Talk:Voltage

Generalization to electrodynamics section

I think the equation

${\displaystyle {\begin{aligned}\Delta V_{AB}&=V(\mathbf {r} _{B})-V(\mathbf {r} _{A})\\&=-\int _{\mathbf {r} _{A}}^{\mathbf {r} _{B}}\left(\mathbf {E} +{\frac {\partial \mathbf {A} }{\partial t}}\right)\cdot \mathrm {d} {\boldsymbol {\ell }}\end{aligned}}}$

needs a reliable source. I know that it has been in the article a long time, but as far as I can tell, it is unsourced.Constant314 (talk) 12:42, 8 October 2021 (UTC)

I have hopefully fixed this by adding a footnote referencing the theorem that connects this equation to the one before it (and that previous equation is straight from Griffiths). Hopefully that clears it up. Hddharvey (talk) 13:58, 8 October 2021 (UTC)

An explanatory note is not usually considered a sufficient response to a request for a citation. But I agree that it follows directly from the previous (referenced) equation simply by integrating it. SpinningSpark 16:32, 8 October 2021 (UTC)

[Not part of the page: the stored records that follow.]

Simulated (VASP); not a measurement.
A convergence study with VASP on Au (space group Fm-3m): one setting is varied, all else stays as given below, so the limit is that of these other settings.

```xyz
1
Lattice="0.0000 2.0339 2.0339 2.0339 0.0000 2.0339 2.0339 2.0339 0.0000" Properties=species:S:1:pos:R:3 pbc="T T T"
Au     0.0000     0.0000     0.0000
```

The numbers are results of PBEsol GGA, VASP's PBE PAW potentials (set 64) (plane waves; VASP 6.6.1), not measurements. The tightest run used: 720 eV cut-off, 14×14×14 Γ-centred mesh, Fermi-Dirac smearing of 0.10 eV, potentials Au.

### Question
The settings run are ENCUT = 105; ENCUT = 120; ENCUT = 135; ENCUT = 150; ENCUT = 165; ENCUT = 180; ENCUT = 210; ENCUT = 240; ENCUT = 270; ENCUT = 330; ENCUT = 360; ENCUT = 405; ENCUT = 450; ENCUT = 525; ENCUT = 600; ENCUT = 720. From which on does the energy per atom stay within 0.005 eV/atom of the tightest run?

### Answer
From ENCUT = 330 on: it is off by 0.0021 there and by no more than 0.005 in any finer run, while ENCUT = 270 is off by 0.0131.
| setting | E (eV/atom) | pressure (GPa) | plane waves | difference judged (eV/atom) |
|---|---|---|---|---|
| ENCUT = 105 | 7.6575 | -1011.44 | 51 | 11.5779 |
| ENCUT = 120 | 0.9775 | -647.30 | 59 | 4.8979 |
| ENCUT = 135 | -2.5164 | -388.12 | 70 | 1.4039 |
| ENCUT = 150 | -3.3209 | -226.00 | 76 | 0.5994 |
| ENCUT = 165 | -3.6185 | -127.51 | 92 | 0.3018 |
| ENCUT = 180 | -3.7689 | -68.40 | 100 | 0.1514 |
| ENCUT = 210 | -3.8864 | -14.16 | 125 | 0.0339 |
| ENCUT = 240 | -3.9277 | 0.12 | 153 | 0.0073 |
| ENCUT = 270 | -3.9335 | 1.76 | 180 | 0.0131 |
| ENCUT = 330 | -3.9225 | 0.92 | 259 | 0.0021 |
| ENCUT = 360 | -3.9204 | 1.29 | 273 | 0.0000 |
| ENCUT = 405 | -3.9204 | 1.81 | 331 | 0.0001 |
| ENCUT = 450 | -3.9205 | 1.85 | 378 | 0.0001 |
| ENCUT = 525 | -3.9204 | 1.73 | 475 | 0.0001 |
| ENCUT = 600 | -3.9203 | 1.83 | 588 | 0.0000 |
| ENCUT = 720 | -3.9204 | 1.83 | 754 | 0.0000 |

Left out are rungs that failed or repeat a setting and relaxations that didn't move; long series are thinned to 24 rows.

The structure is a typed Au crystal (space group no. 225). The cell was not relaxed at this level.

The math is fine. It needs a citation to show that reliable sources use this definition of voltage in dynamic situations.Constant314 (talk) 18:14, 8 October 2021 (UTC)

You raise a good point. I had been thinking about this a bit. I haven't really seen people talk of "voltage" at all in electrodynamics - they just speak in terms of the potentials but you don't really hear the term "voltage" come up. If you define "voltage" as "difference in electric potential" then the definition in this section makes sense - but I don't think it's really used much. (I could actually argue that electrical engineers indirectly use this definition without realising it, but I'm not sure whether any reliable sources make that argument - no need to overcomplicate it anyway). Usually the term "voltage" is used in the electrostatic (or in an electrostatic approximation at least) or in a lumped or distributed element model where its meaning becomes more and more abstract at higher frequencies. The uses of "voltage" in the electrostatic and lumped element model scenarios work well with voltage as the "work by/against the electric field per unit charge".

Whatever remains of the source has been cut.